Its popular mayor Bo Xilai, former minister of commerce with ambitions to the highest positions in party and state, was ousted in March in an affair that included his police chief seeking refuge in an American consulate, and his wife being accused of murdering a British businessman.
Bo had been popular in Chongqing for pursuing generous social policies, and cracking down on crime and corruption. However, due to his use of Maoist slogans and an often intransparent, hands-on approach of doing business, his opponents accused him of 'neo-leftist populism', and of undermining the rule of law.
In early May, posters of Bo's campaigns were still widely visible throughout the city:
The Bo Xilai affair with its multiple layers and meanings offers a range of interesting insights into the otherwise obscure world of Chinese politics.
First, the scandal permits a glance behind the facade of party unity, which had been carefully maintained since Tiananmen. It reveals how different factions struggle for power within the party. Some of these struggles have their origin in the 1980s and before, and are now continued by the children and followers of politicians that occupied prominent positions during the early years of reform. John Garnaut has an excellent article on this in Foreign Policy, the ideas of which he further developed in a recent book on the topic.
Second, the affair reveals the nervousness that always accompanies a leadership change at the top of Chinese politics. 2012 is an important year, as 7 of the 9 members of the Politbureau Standing Committee (the highest and most powerful decision-making body in China) are going to be replaced.
Using Chongqing as a platform, Bo Xilai conducted an agressive campaign to recommend himself for one of these posts. However, it seems that he was not able to secure enough support in time, so that his opponents managed to bring him down before he was able to make himself untouchable by becoming a member of the country's top leadership. A reason for the opposition Bo was facing might have been his use of populist Maoist slogans (e.g. as mobile phone messages sent to Chongqing's citizens), showing the deep fear the reformist faction in the Chinese government still has of a backslide into Cultural Revolution-style politics. It seems that a key objective of the group around Hu Jintao and Wen Jiaobao is to secure Deng Xiaoping's pragmatist legacy for the next ten years, and it is well possible that Bo's ascent was seen as a threat in this respect.

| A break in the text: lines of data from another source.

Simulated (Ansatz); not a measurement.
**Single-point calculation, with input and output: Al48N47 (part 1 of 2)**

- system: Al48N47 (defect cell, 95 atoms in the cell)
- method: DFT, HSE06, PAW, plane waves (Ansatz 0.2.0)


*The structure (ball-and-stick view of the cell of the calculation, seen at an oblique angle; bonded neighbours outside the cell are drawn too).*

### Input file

Finally, the story also illustrates the intense competition between different economic models that is taking place across China's provinces. It is widely seen that this open and experimental approach played an important role in China's economic success during the last 20 years (see a recent book). Economic policies are tried out on a provincial level, before being implemented nationwide.
While the Chongqing-model favoured by Bo Xilai promoted a state-centered approach to stimulate investment and consumption, it is often contrasted with the more liberal approach implemented in the province of Guangdong (see this article in the Economist in favour of Guangdong, while a recent piece in Foreign Policy points out the advantages of Chongqing). In this light, the Bo Xilai affair can also be seen in the wider context of a struggle about concepts, ideas, and China's economic future during the next decades.